Global Maritime Resilience: Port Performance Trends and the Hai Phong Success Story in 2025

The 2025 edition of the Container Port Performance Index (CPPI), issued by World Bank, marks a critical milestone in assessing the efficiency of global maritime gateways during a period of sustained volatility. Based on empirical vessel time in port, the index reveals that while ports are essential enablers of trade, they are increasingly sensitive to geopolitical shocks, climate-related disruptions, and the "burst congestion" characteristic of modern supply chains.
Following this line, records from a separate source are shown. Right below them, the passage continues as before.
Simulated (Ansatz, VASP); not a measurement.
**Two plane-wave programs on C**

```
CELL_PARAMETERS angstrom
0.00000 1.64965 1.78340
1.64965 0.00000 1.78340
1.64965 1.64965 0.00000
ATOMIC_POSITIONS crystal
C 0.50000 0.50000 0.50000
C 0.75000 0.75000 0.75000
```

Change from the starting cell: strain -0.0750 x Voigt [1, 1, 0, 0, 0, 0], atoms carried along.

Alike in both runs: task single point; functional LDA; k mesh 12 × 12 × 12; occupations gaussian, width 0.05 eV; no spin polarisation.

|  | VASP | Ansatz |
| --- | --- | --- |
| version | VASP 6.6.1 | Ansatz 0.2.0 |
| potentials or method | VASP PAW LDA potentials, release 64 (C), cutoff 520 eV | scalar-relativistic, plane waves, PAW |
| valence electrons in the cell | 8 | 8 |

Global Trends in Vessel Time: A Nuanced Deterioration

In 2025, the global average CPPI recorded a slight deterioration compared to the 2024 benchmark, indicating an overall increase in vessel time in port. This aggregate movement was not uniform but rather a result of diverging regional and income-based developments.

  • Income Group Dynamics: High-income (HI) and upper-middle-income (UMI) economies generally maintained shorter turnaround times due to superior infrastructure, advanced digital systems, and better stakeholder coordination. Notably, ports in UMI economies, particularly in East and South Asia, continued to outperform many HI peers, benefiting from export-oriented trade structures and intense inter-port competition.
  • Regional Shifts: Sub-Saharan African ports recorded structurally longer vessel times, often linked to import-dominated trade and capacity constraints. Meanwhile, the Middle East experienced a performance decline following schedule disruptions from the Red Sea crisis, highlighting the vulnerability of even highly capital-intensive ports to geopolitical shocks.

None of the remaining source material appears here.